Don’t go in the red for Christmas, but try to make it green

It’s a colourful time of year and red and green really are the colours of the season — red for our budgetary concerns post-holidays and green for our environmental concerns (and for the money we spend).

Retailers kindly started the countdown for us right after Halloween, as storefronts changed from orange and black to colourful Christmas displays. (As if time wasn’t already racing in my life, this made me feel desperately behind for Christmas, even though it was only the first week of November).

The countdown is now much more frantic, with radio commercials announcing the number of shopping hours left. The mounting pressure to satisfy everyone’s seasonal expectations is firmly upon us. We’ve tried to plan the perfect decorations, the perfect holiday meals, and the perfect thoughtful gifts. The hope being, of course, that all this hard work will meet or exceed the perfect memories of Christmases past and last for years to come.

No easy task to begin with, perfect holiday planning became more complicated by a desire to do it all in a socially and environmentally responsible way.

Kermit the Frog said it best when he said, “it’s not easy being green,” but I did what I could to apply the three R’s to the holiday season. We reduced energy-usage with LED lights on our tree and outdoors, reduced over-consumption by sticking to our shopping lists and not randomly strolling into malls, and reduced what goes to the landfill by buying quality gifts without excessive packaging. I also did my best to source local gifts and buy Canadian. We reused gift bags, and will recycle all the wrapping, meticulously separating out paper and plastic (after fighting what my friend Brian calls “Fort Knox” childproof packaging on the kids’ toys).
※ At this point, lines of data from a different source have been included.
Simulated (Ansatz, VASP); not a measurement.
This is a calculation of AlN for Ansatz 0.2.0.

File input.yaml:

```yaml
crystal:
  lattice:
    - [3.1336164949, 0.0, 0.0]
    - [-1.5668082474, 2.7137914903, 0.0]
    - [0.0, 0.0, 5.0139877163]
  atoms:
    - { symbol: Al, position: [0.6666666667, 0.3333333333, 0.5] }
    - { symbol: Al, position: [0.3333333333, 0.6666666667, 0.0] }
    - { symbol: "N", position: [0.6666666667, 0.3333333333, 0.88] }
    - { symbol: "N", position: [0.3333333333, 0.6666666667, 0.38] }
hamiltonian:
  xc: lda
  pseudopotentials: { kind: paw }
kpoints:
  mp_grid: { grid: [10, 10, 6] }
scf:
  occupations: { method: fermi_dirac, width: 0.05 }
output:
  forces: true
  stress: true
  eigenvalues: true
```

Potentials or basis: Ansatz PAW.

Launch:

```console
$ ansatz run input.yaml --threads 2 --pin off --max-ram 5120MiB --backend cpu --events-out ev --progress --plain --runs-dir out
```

Luckily, many of my green ecoambitions also helped to keep green in my wallet, which in turn helped to keep me out of the holiday red. Among other Christmas resolutions, I no longer exchange gifts with friends. Instead we go for a group dinner, or have a pot-luck appetizer party where we only exchange recipes. For family, we have implemented a gift-exchange among the adults. We don’t buy for neighbours or friends’ children anymore. For the children in our lives we have lightened up on the gifts we buy, focusing more on books, clothes, and a couple of key toys (hopefully the grandparents will follow suit).

Another holiday red that I like to avoid is the rouge of rage on some driver’s faces battling for mall parking spots. Once again, a healthy dose of green eliminates this problem. When I couldn’t walk, I car-pooled to shop (it’s more fun to shop with a friend anyhow!) reducing the number of cars in the lots. I also stopped vulture-like circling for parking spots and parked further away. (The extra walk also acted as a head-start on my New Year’s resolutions).

So it has been a traditional red and green holiday, however, 2008 also has a couple of grayish shades associated with it. Not the pretty, sparkly gray-silver of Christmas tinsel decking my tree, but more like recession-cloud-gray. We hope it won’t get darker like Black-Monday-black, but even with dark clouds there is always a tinsel lining (or two).

One possible silver-lining is that the grey horizon may be the wake-up call some of us need to “right-size” our spending patterns. Just like the stock market corrections, we could more critically evaluate our “buy it, you’ll have it” impulses. Needs and wants may be discussed interchangeably in marketing contexts, but, as individuals over the age of seven, perhaps we need to reevaluate if we really need something before we buy it, to help reverse a cycle of constant buying, sometime beyond our means. It may help to look back to our more humble upbringings and our Christmases past, when we had smaller houses, fewer cars, shoes we polished and clothes we mended, but we were happy.

Another sterling opportunity is that the market correction is a good time to buy stocks. The best analogy I’ve heard asks investors: if their favourite ice cream went on sale, would they wait until it doubled in price to buy it? Of course not, so perhaps Santa can leave me some well-priced dividend reinvestment plan shares under the tree this year.

The final silver lining around the unseasonably slush-gray cloud is that even if we got a little carried away in our holiday buying this year, we can quickly throw in a colourful saying like “I’m simply doing my part to stimulate the economy.”

I wish you a stress and expectation-free holiday, surrounded by the people you love (with a healthy dose of quiet, relaxing time for yourself as well). Joyeux Noel. Buon natale. Feliz Navidad. Mino Nibaanamaang. Merry Christmas and happy New Year.